Friday, November 20, 2009

Representation of Correlation, classification as well as hierarchy into DB

One fine day while I was driving to the office, I show a modified car in front of my car and I started thinking how to represent it into relational model(ERD). From that my thought process started. I was thinking about few things such as:
  • How to represent a car as a vehicle
  • How to represent make of a car
  • How to represent model of a car
  • How to represent car's association to a person using number plate
  • How the modified car fits into the model which I have derived just now etc....
While I was thinking all these things 3 things came in my mind : correlation between entities, classification of entities and representation of entities into hierarchy. Then I was trying to answer following questions about those three things:
1. Should we represent them into ERD or not?
2. If yes then how should they be represented?
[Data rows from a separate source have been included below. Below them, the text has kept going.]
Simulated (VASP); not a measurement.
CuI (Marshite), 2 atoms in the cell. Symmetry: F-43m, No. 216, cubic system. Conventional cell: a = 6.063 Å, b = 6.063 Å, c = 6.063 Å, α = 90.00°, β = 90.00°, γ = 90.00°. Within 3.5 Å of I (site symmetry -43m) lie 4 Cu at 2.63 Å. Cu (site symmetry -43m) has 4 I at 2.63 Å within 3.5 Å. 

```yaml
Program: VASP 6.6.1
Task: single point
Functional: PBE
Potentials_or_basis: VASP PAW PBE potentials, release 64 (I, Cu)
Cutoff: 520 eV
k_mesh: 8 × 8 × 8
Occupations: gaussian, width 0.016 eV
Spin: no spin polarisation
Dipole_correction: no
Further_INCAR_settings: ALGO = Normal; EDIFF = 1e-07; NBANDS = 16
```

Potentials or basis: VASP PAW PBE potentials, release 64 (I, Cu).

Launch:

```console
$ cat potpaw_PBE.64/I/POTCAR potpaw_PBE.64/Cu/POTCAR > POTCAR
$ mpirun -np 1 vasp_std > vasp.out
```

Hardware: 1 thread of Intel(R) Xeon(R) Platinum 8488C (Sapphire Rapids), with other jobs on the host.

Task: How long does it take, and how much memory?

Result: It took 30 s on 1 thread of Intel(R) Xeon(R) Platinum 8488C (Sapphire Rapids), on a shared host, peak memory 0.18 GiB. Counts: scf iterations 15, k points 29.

My thoughts on those things are as following:
Correlation : It must be represented into ERD by dedicated column(s) into a table which works as cor-relationship id.
Classification:Classification should not be represented into ERD. Reason behind this is classification depends on criteria to be used for classifying things at that point in time. Here moving parts are : fixed set of criteria to be used, validity of criteria to be applied at given point in time, acceptance of results at that point in time for those input parameter to that person etc. So rather then representing classification its always better to capture values of various criteria into ERD driving the classification.
Hierarchy : Hierarchy should be represented into system. But how to represent an hierarchy is a difficult decision. One can simply say that it depends on business; I would say its 100% correct but do you know your current business 100% and can you envision 70% of your business future shifts in terms of hierarchy. Most of the time when business changes; reorganization of existing entities happens. This reorganization is based on our better understanding of current model as well as demand of changes at that point in time. Other point which add complexity into representation of hierarchy is related to graph theory. How do you want it to be represented it? Directional or non-directional and if its directional then which direction is correct?